ZB: Did she have many women who admired her? Or were there mainly males in her social circles?
SB: I spoke to Dr. Barbara Creed, author of The Monstrous Feminine about Rosaleen Norton. She told me how in the late sixties … she had heard about Rosaleen Norton. She and her friends hitchhiked to Sydney, went to Kings Cross and walked around looking for her. They had hoped to catch a glimpse of Rosaleen Norton, a woman they idolized as a feminist icon. By the late sixties and into the seventies, Australia was catching up. Younger educated women would have seen her as a feminist at that time.

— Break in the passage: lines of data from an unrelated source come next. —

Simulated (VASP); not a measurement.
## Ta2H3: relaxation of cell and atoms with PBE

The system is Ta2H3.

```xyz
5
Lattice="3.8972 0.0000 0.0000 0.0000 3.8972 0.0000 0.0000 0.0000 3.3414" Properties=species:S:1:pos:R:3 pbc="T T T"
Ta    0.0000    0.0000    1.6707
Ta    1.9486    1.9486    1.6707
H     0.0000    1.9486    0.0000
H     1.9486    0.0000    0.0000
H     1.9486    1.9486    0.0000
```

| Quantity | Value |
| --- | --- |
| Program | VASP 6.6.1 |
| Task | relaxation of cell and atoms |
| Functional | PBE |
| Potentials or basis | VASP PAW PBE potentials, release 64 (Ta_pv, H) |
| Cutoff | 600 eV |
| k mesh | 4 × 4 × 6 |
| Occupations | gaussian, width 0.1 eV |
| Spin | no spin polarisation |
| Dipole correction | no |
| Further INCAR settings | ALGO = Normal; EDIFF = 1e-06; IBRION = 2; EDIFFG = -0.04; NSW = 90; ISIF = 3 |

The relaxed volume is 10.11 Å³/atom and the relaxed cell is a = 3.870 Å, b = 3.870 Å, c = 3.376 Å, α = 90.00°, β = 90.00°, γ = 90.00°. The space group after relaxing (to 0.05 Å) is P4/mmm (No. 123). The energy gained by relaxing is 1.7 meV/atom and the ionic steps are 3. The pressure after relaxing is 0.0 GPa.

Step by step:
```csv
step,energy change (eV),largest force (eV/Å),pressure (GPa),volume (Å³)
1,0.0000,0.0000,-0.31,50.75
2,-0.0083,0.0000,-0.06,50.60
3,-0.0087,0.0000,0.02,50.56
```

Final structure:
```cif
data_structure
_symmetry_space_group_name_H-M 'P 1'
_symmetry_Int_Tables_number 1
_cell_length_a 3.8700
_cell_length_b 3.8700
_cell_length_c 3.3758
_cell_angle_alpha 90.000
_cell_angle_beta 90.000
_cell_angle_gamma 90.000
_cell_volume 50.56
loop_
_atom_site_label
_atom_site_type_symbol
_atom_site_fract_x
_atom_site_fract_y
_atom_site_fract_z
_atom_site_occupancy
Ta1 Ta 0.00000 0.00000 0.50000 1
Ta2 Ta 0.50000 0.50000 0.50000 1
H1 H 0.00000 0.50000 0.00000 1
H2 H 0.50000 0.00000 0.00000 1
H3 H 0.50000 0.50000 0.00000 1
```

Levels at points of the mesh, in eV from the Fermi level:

Rosaleen did have a lot of male admirers in her life. In the early research stage, I appeared on the James Valentine radio show, with the aim of getting people to call in if they knew her or met her. We had a lot of callers and then people emailed later too. One woman, whose father was infatuated with Rosaleen, contacted me. She said she thought it was interesting that everyone who called in were men. Or the story was ‘My father… my uncle… or my grandfather…’ I did notice this trend as well.
But what I learned from working on Recipe for Murder, when you are dealing with history, it’s important to keep digging. Often the women were there, they just don’t become part of the history. Women of that era are less likely to come forward. They think that their story is not important, so as researchers and tellers of history we think that they didn’t exist. By digging deeper and also because the film has been a long time in gestation, I have found that there was a strong community of creative women around Rosaleen, particularly in the earlier years.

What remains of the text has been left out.